Annodex is a digital media format developed by CSIRO to provide annotation and indexing of continuous media, such as audio and video.
It is based on the Ogg container format, with an XML language called CMML (Continuous Media Markup Language) providing additional metadata. It is intended to create a Continuous Media Web (CMWeb), whereby continuous media can be manipulated in a similar manner to text media on the World Wide Web, including searching and dynamic arrangement of elements.
The specific design of the elements of the Continuous Media Web project were invented by Silvia Pfeiffer and Conrad Parker at CSIRO Australia in mid-2001. Some of the ideas behind CMML and the generic addressing of temporal offsets were proposed in a 1997 paper by Bill Simpson-Young and Ken Yap.
In January 2002 the Annodex team took on two students, Andrew Nesbit and Andre Pang, along with Simon Lai who became the first person to author meaningful content in CMML. During this time the basics of the Annodex technology were designed, including the design of temporal URI fragments, the basic DTDs, the choice of the Ogg encapsulation format and the initial design of the libraries.
By late 2004, Andre Pang developed the Annodex Plug-in for Mozilla Firefox Browsers, allowing for the playback of Annodex media encoded with the Ogg Theora video codec and the Ogg Vorbis audio codec. Time URIs implemented at the Location Bar provides the server-side seeking functionality on Annodex media and enables hyperlinking into and out of Annodex media through a table of contents clip list for CMML content.

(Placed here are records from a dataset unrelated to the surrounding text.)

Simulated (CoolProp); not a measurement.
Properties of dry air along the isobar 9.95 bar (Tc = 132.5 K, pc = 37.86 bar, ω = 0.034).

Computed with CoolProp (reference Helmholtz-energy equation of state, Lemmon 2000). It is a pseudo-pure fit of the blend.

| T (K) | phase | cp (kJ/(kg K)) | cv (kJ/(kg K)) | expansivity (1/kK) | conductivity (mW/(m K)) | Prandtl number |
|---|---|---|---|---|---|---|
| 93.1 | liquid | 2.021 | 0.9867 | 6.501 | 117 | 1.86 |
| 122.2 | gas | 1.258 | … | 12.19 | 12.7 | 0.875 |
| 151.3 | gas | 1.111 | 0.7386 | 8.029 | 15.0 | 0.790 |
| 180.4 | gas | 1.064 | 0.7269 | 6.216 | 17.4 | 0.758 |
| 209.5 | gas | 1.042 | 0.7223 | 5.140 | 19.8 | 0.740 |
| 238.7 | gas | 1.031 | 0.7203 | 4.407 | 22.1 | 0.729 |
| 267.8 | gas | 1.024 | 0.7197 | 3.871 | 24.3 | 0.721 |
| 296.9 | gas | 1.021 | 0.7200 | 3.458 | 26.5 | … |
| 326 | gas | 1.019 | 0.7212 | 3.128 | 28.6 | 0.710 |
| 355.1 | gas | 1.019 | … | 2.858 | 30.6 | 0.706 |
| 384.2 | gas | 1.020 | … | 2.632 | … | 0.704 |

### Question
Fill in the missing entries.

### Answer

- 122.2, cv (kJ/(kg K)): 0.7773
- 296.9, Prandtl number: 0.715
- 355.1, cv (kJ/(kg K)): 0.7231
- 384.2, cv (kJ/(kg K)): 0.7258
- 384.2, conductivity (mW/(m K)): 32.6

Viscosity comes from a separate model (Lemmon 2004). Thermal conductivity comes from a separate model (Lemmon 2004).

Over time there was increasing development of Annodex technology from the open-source community, starting with Debian packages by Jamie Wilkinson, Python bindings by Ben Leslie, and Perl bindings by Angus Lees. The command-line authoring tools were completed early in 2001, whilst being continually updated to adhere to the current Version 3 of the Annodex annotation standards by 2005.[1]
In November 2005, CSIRO wanted to focus on closed-source research and build existing products on top of the technology, thus losing interest in the open source standard components of it. Therefore, a decision was made to separate out the open-source components into its own organisation by creating an Annodex Foundation similar in spirit to the many other foundations that have been created around other FOSS technologies.[2]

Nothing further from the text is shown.